What Triggered the Restrictions

Grok's image capabilities became infamous for allowing users to upload real photos and prompt the AI to generate explicit edits—often removing clothing from women and generating nude images. Users discovered they could create "undressed" versions of any person, with these images automatically posting publicly on X. The abuse scaled rapidly, with thousands of nonconsensual intimate images generated hourly.

The controversy intensified when researchers discovered the system was also producing sexualized content depicting minors. This prompted California's Attorney General Rob Bonta to launch a formal investigation and issue a cease-and-desist order to xAI, alleging violations of state laws prohibiting nonconsensual explicit material.

Regulatory Pressure Mounts

The investigation triggered a cascade of regulatory action. A bipartisan coalition of 35 state attorneys general, led by New York's Letitia James, demanded xAI implement immediate bans on all nonconsensual intimate images, including content depicting individuals in suggestive poses or minimal clothing.

International regulators also piled on pressure. The European Union demanded documentation from xAI regarding its content moderation practices. Officials from the UK, India, Malaysia, and France all sought explanations about how Grok was enabling what they characterized as unlawful image creation. India's IT ministry went further, threatening to revoke safe harbor protections that typically shield platforms from user-generated content liability.

U.S. Senators Ron Wyden, Ben Luján, and Ed Markey directly urged Apple and Google to remove the X and Grok apps from their app stores over concerns about the deepfake abuse.

Current State of Grok's Image Tools

Under the new restrictions, free X users can no longer access Grok's image generation or editing capabilities. Only paid subscribers—X Premium and Premium+ users—can use these features. The standalone Grok web and app platforms initially remained accessible to all users, though xAI has not clarified whether additional restrictions have been applied.

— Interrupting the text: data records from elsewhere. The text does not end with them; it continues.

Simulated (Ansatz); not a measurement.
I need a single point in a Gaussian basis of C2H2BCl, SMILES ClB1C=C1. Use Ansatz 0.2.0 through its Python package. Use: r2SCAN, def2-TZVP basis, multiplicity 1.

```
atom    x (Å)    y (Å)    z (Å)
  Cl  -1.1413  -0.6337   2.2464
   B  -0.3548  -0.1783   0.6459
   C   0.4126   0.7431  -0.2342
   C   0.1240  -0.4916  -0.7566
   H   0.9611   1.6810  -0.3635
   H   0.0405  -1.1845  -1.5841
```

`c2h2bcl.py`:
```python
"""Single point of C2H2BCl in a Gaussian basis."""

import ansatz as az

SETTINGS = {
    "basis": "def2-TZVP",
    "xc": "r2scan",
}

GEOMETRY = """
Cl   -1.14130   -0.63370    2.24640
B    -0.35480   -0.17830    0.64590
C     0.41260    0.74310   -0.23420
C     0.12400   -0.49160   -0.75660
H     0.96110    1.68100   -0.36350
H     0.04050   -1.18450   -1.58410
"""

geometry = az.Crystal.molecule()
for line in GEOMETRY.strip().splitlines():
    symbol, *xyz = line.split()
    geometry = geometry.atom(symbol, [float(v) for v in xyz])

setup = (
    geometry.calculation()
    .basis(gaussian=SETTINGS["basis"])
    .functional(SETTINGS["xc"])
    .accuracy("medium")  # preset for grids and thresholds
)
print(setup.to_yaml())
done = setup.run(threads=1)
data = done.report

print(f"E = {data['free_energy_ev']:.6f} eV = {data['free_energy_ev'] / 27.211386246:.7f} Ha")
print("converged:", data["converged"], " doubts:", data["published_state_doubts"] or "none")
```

Elon Musk and X's safety team stated that users creating illegal content through Grok face the same penalties as those directly uploading nonconsensual material, including account suspensions and potential legal referral.

Industry Implications

The Grok restrictions represent a turning point in how AI platforms handle NSFW content generation. Enterprise-focused AI models saw 64% growth in 2025, and industry analysts project that regulatory requirements for watermarking, provenance tagging, and accountability will become mandatory by 2027.

The incident also highlights the broader challenge facing AI image generators: the gap between capability and safety. While these systems can produce increasingly realistic outputs, preventing abuse requires continuous policy updates, technical safeguards, and responsiveness to emerging harms.